SINGAPORE (REUTERS) - The new head of Singapore Exchange Ltd, which was hit hard in its derivatives trading by China's economic slowdown, could face his toughest questions yet at an annual shareholders' meeting on Wednesday (Sept 23) as pressure mounts to find new sources of revenue.
Trading in one of the exchange's key futures contracts for Chinese shares has slumped by nearly three-fourths from a record high hit in early July, Thomson Reuters data shows, at a time when its derivatives business has been growing and contributes a rising share of its revenue.
"Singapore and other exchanges will have to do some serious thinking and look at other sources to boost revenues as offshore China-focused derivatives have had their day in the sun," said a derivatives strategist at a US bank in Hong Kong.

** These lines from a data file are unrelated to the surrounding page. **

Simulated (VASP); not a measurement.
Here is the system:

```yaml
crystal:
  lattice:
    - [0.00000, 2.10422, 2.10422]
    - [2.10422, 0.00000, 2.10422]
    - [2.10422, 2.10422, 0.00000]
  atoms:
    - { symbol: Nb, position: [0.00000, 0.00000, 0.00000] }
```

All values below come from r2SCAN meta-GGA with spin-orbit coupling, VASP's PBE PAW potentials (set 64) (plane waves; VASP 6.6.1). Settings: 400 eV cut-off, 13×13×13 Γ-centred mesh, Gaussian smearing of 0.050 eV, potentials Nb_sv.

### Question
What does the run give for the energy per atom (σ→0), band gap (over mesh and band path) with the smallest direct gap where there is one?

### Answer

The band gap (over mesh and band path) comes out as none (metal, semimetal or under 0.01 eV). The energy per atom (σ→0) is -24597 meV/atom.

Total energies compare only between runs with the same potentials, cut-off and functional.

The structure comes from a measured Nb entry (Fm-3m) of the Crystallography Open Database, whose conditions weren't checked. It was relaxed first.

Chief executive officer Loh Boon Chye, known for his close ties with financial institutions at home, took the helm at the Singapore exchange in mid-July from Magnus Bocker, who over five years built the derivatives business into the main source of revenue for the exchange.
In the runup to a July stock market crash in China, the exchange had benefited from growing demand for futures and options contracts covering China and other Asian economies. China's decision to restrict trading of onshore future contracts following a market rout drove additional business to Singapore, where the volume of trading in China-linked futures rose to record highs.
But that trend is already fading as investors become increasingly concerned about China's economic outlook.
Trading in the Singapore-listed FTSE China A50 front-month futures, a proxy for China's main CSI300 share index, peaked at a record 4.1 million contracts in the first week of July, only to collapse to around 1.1 million as of last week, as investors become increasingly concerned about the Chinese economy.
Stock listings are also anaemic. Singapore equity offerings have fallen 65 per cent so far in 2015 and totalled just US$1.9 billion (S$2.69 billion), on track to be the lowest nine-month period since 2003, data showed. So far this year, there hasn't been a single initial public offering on Singapore's main board. Hong Kong, in contrast, attracted a near record number of IPOs in the runup to the Chinese market crash.
The Singapore exchange is relying increasingly on its derivatives revenue, which soared 42 per cent in the year to end-June and accounted for 38 per cent of total revenue, against 30 per cent the previous year. Revenues from its securities business fell 8 per cent and made up 27 per cent of the total.
Investors will be watching for Mr Loh's response to the challenges, although his options were seen limited. "The market is waiting to see what Boon Chye's impression of the challenge is or the opportunities for him are," David Smith, head of corporate governance at Aberdeen Asset Management Asia, one of the top 20 investors in SGX, told Reuters. "I don't think anyone should be looking to Boon Chye to turbocharge growth because when you are running an exchange, you are sort of largely dependent on the market participants for that."